All images by Altkat Architectural Photography

A modular house on Turkey’s coast features sustainable construction techniques

Designed by Teke Architects Office, an off-grid structure can adapt to meet the different needs of its tenants.

Designed by Turkish architecture practice Teke Architects Office, a newly completed, modular home on the coast of Turkey uses recycled materials and can be rearranged to suit the different needs of its users. Intended to “bring beauty into the daily lives of its tenants”, the simple yet flexible home spans 50 square metres and consists of two untreated Larch timber frames with an enclosure between them.

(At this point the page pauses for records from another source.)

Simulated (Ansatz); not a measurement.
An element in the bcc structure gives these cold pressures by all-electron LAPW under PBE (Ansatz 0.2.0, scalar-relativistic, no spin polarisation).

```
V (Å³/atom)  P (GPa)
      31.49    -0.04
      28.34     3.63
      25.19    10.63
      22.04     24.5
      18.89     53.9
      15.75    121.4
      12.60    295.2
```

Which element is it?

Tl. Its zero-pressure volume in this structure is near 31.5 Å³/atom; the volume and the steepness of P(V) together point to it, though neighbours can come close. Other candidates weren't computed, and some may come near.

The structural frames and the enclosure define the shell of the home, while its interior core consists of a separately constructed service pod with amenities and storage space. The pod houses the bathroom and kitchen, as well as additional storage space.

For the exterior decks, manually operated timber shades offer protection throughout the day, as well as a variety of micro-climatic outdoor experiences according to the sun and wind conditions. With glazing on all of its sides, the building allows for visual transparency and creates a sense of openness and continuity between indoors and outdoors.

According to the architects, the structural Larch-wood frames and the enclosure panels were prefabricated and mounted on site, reducing installation time. The steep gable-roof cover, which consists of wood, aluminium and copper, is a passive climatic control surface. Simultaneously, the thermal insulation and waterproofed panel finish, which sits above the roof structure, offers efficient passive control and reduction of heat gain. It achieves this by creating continuous air movement and shading.

The roof also contains photovoltaic and solar panels, which the architects integrated as part of the home’s design language. The panels produce electricity as well as heat water.

Inside, a simple and open plan allows natural daylight to drench the spaces, while also generating air ventilation. Air circulates beneath the unit as well, as the floor is lifted above ground in order to remain cool. Complementing the interior layout are the transparent surfaces, which were designed to receive maximum daylight and minimise the need for artificial lighting.